Saturday, January 09, 2010

Everybody Wants To Rule The World

Yesterday evening, I sat down to spend some virtual quality time with my computer. My wife bought me "SimCity Societies" for Christmas, and I was happy to take a few moments before we went out to dinner playing this game of simulated reality. The appeal to this sort of activity is the opportunity to play God. Manipulating a culture and its twists and turns has proven to be a very effective timesink. SimCity was not the first.
Years ago, I was given a copy of "Age of Empires" by a teacher friend who told me it was his way of unwinding after a particularly trying day. The focus of this game was conquest: destroying other societies was the goal. It wasn't over until you had crushed your opponents or they had done the same to you. As described by the title, the methods of doing away with those around you was limited to swords, shields and the occasional trireme. I started out slow, but soon gathered the basic knowledge that allowed me to vanquish the pitiful wretches who sought to bring me down.
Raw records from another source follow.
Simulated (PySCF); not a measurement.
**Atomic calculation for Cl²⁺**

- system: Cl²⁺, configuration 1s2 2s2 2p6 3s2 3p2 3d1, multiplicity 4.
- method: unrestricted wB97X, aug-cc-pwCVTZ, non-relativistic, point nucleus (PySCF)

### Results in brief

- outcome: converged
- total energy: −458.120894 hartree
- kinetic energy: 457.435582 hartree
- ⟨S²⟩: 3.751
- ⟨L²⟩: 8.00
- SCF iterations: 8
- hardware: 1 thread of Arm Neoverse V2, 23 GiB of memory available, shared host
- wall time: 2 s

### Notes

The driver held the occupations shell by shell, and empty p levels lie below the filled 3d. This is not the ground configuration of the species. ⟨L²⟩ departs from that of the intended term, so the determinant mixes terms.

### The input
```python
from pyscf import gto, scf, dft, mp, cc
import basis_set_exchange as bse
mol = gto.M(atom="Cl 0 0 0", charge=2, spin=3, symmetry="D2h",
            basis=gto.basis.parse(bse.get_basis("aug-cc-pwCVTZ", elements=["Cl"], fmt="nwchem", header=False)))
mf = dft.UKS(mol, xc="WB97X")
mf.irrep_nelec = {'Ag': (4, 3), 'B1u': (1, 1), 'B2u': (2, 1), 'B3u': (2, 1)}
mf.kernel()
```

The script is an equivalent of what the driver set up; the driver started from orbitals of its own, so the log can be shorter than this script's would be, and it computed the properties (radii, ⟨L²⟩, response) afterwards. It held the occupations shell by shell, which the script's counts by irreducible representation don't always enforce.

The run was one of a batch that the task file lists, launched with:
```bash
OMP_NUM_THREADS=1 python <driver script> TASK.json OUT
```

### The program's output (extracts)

It was after several months of listening to me bombard those around me that my wife decided it was time to steer my impulses to something more altruistic. She bought me "Civilization: The Gold Edition." Now I was encouraged to build up a wealth of scientific and artistic knowledge along with the ability to eliminate nations that challenged me. But this game offered diplomacy as an alternative to war. I would spend hours exploring, colonizing and manicuring a culture that maintained a strong defense, but was also benevolent when necessary to achieve its ends. I negotiated, and only occasionally flattened cities.
Still, my wife looked to refine my baser reflexes, and with SimCity, I think she hoped that I would come around to a more civilized way of dealing with my civilizations. At least that was the message that I got. Right after Christmas, I set about making my city of Sims, and I worked carefully to balance the creative with the productive, the authority with the hedonism. I wanted the little people wandering through the maze of city streets I constructed to love me. It never occurred to me to put a sewage treatment plant next to the aquarium "just to see what happens." This was a carryover from my days with "Civilization," where I never started a war simply to "see what happens." I try to think a few moves ahead, and generally have my virtual citizen's best interests in mind.
So, when I toggled on the "weather" tab on SimCity, I wished that I would have taken the time to read the whole manual. Especially after I inadvertently caused a fiery meteor storm that destroyed four buildings and caused untold psychic damage. Well, the psychic damage was immediately visible via in the bar graph at the bottom of the screen. The majority of happy green faces were quickly replaced with angry red faces. I did that. For a moment I felt horrible. I felt as though I had really let those people down. Here I had control over not just the financial and city planning, but heaven and earth as well, and I had brought on catastrophe. How could I have let that happen?
And that's when I remembered: It's just a game. Even though what happened could hardly be described as succumbing to my baser instincts, I knew there was a simpler solution. The game has an auto-save function that allows you to return to a time where things were a little more manageable. Before the flaming boulders fell from the sky. Do over.
And now I think I should send one of these to Barack Obama.